This is a question sent in by wondering on the “Ask Aaron Anything” link:
do you believe in the rapture? what denomination is your church?
My Answer:
I have to say that when it comes to eschatology or end time events… I am a wimp! I think it is okay to talk about it and debate it but not a real issue to preach as doctrine. The study and the fascination with the end times I think can be a diversion from living for Jesus now.
Matthew 13:31 Heaven and earth will pass away, but my words will not pass away. 32 But concerning that day or that hour, no one knows, not even the angels in heaven, nor the Son, but only the Father. 33 Be on guard, keep awake. For you do not know when the time will come. 34 It is like a man going on a journey, when he leaves home and puts his servants in charge, each with his work, and commands the doorkeeper to stay awake. 35 Therefore stay awake ”for you do not know when the master of the house will come, in the evening, or at midnight, or when the rooster crows, or in the morning” 36 lest he come suddenly and find you asleep. 37 And what I say to you I say to all: Stay awake.

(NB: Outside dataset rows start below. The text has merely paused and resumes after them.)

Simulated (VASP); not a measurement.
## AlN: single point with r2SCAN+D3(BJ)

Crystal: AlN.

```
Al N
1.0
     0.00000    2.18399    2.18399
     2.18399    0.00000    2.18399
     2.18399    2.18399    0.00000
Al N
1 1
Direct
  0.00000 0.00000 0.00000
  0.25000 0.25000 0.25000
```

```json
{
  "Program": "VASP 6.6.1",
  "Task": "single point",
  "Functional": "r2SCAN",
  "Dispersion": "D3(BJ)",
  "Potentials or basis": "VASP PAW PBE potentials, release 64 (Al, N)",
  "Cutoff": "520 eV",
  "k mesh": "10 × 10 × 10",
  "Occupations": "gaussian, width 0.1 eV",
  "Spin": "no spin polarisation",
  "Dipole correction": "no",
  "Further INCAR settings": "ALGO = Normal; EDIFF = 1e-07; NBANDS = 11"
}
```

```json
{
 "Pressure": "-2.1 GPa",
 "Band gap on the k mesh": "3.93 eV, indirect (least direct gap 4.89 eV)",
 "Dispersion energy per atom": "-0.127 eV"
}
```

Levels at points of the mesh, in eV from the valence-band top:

Here is my approach to end times; Stay awake! Jesus has given all of his servants a work and a position and He has called us not to sit around a figure out when He will come or how (I know He will return) but that we need to not fall asleep and get lazy. I think people who spend all there time trying to figure out end time events can easily get lazy in the work Jesus has left for them and the position he has called them to.
Here is some great thoughts from Mark Driscoll:
The rapture, like the age of the earth, is an issue that Christians should discuss and debate, but not divide over. Curiously, the rapture is a doctrine that has existed for less than two hundred years in the church’s history. The word itself started at a peculiar and possibly cultic charismatic prayer meeting where a women prophesied that the church would be raptured. From that simple beginning, the doctrine has now become the leading eschatological position in American evangelicalism. For more on this issue, the book The Incredible Cover Up: Exploring the Origins of Rapture Theories by Dave MacPherson is a fascinating historical read. Since the doctrine was not even heard of by men such as Athanasius, Augustine, Calvin, Luther, Zwingli, and Wesley, we should not make this doctrine the litmus test of biblical faithfulness, otherwise we are saying there was no faithful eschatology for the first 1,800 years of the church.
This is a quote from His book, vintage Jesus:
One of the most astonishing things about Jesus is that as God He actually chose to come into our fallen, sick, twisted, unjust, evil, cruel, painful world and be with us to suffer like us and for us. Meanwhile, we spend most of our time trying to figure out how to avoid the pain and evil of this world while reading dumb books about the rapture just hoping to get out.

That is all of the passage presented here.